Let’s learn about these Kubernetes constructs in detail:

Pod affinity:

Pod affinity empowers you with the ability to influence Pod scheduling based on the presence or absence of other Pods. By defining rules, you can dictate whether Pods should be co-located or dispersed across different AZs, which aids in network cost optimization and potentially enhancing application performance.

Pod anti-affinity:

Acting as the counter to Pod affinity, Pod anti-affinity ensures that specified Pods aren’t scheduled on the same node, which is instrumental for high availability and redundancy. This mechanism guards against the simultaneous loss of critical services during a node failure.

NodeAffinity:

Operating along similar lines as Pod affinity, NodeAffinity zeroes in on nodes based on specific labels like instance type or availability zone. This feature facilitates optimized Amazon EKS cluster management by assigning Pods to suitable nodes, which can lead to cost reduction or performance improvement.

Pod Topology Spread:

Pod Topology Spread provides the means to evenly distribute Pods across defined topology domains, such as nodes, racks, or AZs. Employing topology spread constraints promotes better load balancing and fault tolerance, paving the way for a more resilient and balanced cluster.

Beyond these Kubernetes features, tools like Istio and Karpenter further contribute to refining your Amazon EKS cluster. Istio addresses service networking challenges, while Karpenter tackles right-sized instance provisioning, both pivotal for scaling efficiency and cost management.

Istio

Istio is a service mesh, which uses the high-performance Envoy proxy to streamline the connection, management, and security of microservices. It simplifies traffic management, security, and observability, allowing developers to delegate these tasks to the service mesh, while also enabling detailed metric collection on network traffic between microservices via sidecar proxies.

Karpenter

Karpenter is designed to provide the right compute resources to match your application’s needs in seconds, instead of minutes by observing the aggregate resource requests of unschedulable pods and makes decisions to launch and terminate nodes to minimize scheduling latencies.

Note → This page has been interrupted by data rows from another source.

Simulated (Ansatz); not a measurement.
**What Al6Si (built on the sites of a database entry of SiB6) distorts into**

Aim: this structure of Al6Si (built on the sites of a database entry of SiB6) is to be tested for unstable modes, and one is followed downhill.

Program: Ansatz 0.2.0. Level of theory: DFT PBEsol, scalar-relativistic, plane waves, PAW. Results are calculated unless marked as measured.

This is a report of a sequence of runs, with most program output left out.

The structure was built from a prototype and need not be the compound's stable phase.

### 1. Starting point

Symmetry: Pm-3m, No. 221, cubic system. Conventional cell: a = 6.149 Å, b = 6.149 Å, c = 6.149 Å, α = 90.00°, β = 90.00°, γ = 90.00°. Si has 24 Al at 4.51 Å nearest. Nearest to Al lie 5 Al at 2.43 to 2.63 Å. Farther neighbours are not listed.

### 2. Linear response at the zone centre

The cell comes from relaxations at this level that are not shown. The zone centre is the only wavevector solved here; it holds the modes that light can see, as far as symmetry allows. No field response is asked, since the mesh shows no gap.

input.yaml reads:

By combining Pod affinity, Pod Anti-affinity, Node Affinity, Pod topology spread, Istio, and Karpenter, organizations can optimize their network traffic within Amazon EKS clusters, reducing cross-AZ traffic and potentially saving on associated costs.

By incorporating these best practices into your Amazon EKS cluster configuration, you can achieve an optimized, cost-effective, and highly available Kubernetes environment on AWS.

Continuously evaluate your cluster’s performance and adjust the configuration as needed to maintain the ideal balance between cost savings, high availability, and redundancy.

Optimize AZ traffic costs

We’re going to deploy two versions of a simple application behind a ClusterIP service. This makes it easier to identify the outcomes of Load Balancing configurations later on. Each version of the application yields a distinct response for the same endpoint, facilitating the differentiation of results from various destinations. When you query the istio-ingress-gateway’s LoadBalancer along with the relevant application endpoint, the responses received will help in distinguishing the results emanating from different destinations.

Solution Overview

Architecture showcasing Istio, EKS, Karpenter for Optimizing Costs

We’re going to use Istio’s weighted distribution feature by configuring a DestinationRule object to control the traffic between AZs. The goal is to route the majority of the traffic coming from the load balancer to the pods running in the same AZ.

Prerequisites

  1. Provision an Amazon EKS Cluster using eksdemo command line interface (CLI):
eksdemo create cluster istio-demo -i m5.large -N 3
  1. Install Karpenter to manage node provisioning for the cluster:
eksdemo install autoscaling-karpenter -c istio-demo
  1. Install eks-node-viewer for visualizing dynamic node usage within the cluster.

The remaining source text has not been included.